Data Transformation
The @data_transformation (or just @dt) decorator is used for the execution of a data transformation function that should be applied on a given
`PyCOMPSs task`
parameter. It means, by specifying the parameter name and a python function, users can assure that the parameter will go through
transformation process by the given function. Then the result of the data transformation function will be used in the task instead of the initial
value of the parameter.
Data transformation decorator has a simple order for the definition. The first argument of the decorator is a string name of the parameter we want to
transform. The second argument is the data transformation function (NOT as a string, but actual reference) that expects at least one input which will
the transformation will be applied to. If the transformation function needs more parameters, they can be added to the @dt definition as `kwargs`
.
@dt("<parameter_name>", "<dt_function>", "<kwargs_of_dt_function>")
@task()
def task_func(...):
...
Important
Please note that data transformation definitions should be on top of the @task (or @software) decorator.
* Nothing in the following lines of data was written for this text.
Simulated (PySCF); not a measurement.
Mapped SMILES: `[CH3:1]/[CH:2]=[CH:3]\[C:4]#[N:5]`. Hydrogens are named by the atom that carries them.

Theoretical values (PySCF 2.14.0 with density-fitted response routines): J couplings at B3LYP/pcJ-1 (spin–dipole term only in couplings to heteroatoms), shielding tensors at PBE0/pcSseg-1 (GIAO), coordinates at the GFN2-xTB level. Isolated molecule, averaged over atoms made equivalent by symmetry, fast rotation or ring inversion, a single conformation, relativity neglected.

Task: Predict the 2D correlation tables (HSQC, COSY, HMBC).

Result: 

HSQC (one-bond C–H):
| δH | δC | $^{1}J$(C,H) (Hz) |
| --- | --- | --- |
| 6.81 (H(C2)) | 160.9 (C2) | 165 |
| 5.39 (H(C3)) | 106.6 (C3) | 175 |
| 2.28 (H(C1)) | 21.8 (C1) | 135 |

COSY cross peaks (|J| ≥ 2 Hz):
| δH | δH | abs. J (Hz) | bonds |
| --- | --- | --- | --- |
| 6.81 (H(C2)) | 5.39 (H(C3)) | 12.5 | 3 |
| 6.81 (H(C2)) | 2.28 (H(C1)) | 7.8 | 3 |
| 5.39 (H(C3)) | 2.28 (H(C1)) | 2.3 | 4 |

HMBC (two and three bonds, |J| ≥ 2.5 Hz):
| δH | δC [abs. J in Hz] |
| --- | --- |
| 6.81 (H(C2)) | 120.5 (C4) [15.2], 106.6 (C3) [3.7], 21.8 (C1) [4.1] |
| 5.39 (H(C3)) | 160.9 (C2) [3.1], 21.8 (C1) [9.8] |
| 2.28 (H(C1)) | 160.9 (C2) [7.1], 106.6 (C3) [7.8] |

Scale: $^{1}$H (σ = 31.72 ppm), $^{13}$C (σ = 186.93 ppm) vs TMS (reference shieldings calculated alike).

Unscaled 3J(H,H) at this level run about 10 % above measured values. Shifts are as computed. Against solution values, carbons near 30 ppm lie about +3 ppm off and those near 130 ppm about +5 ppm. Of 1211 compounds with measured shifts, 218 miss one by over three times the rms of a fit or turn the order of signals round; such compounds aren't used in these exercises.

Adding data transformation on top of the `@software`
or `@task`
decorator allows the PyCOMPSs Runtime generate an intermediate task. This task method applies the given DT
to the given input and the output is sent to the original task as the input. Following code snippet is an example of basic usage of the @dt decorator:
import numpy as np
from pycompss.api.data_transformation import dt
from pycompss.api.software import software
from pycompss.api.api import compss_wait_on
@software(config_file="simulation.json")
def simulation():
...
return a
def reshape(A, new_x, new_y):
return A.reshape((new_x, new_y))
@dt("input_data", reshape, new_x=10, new_y=100)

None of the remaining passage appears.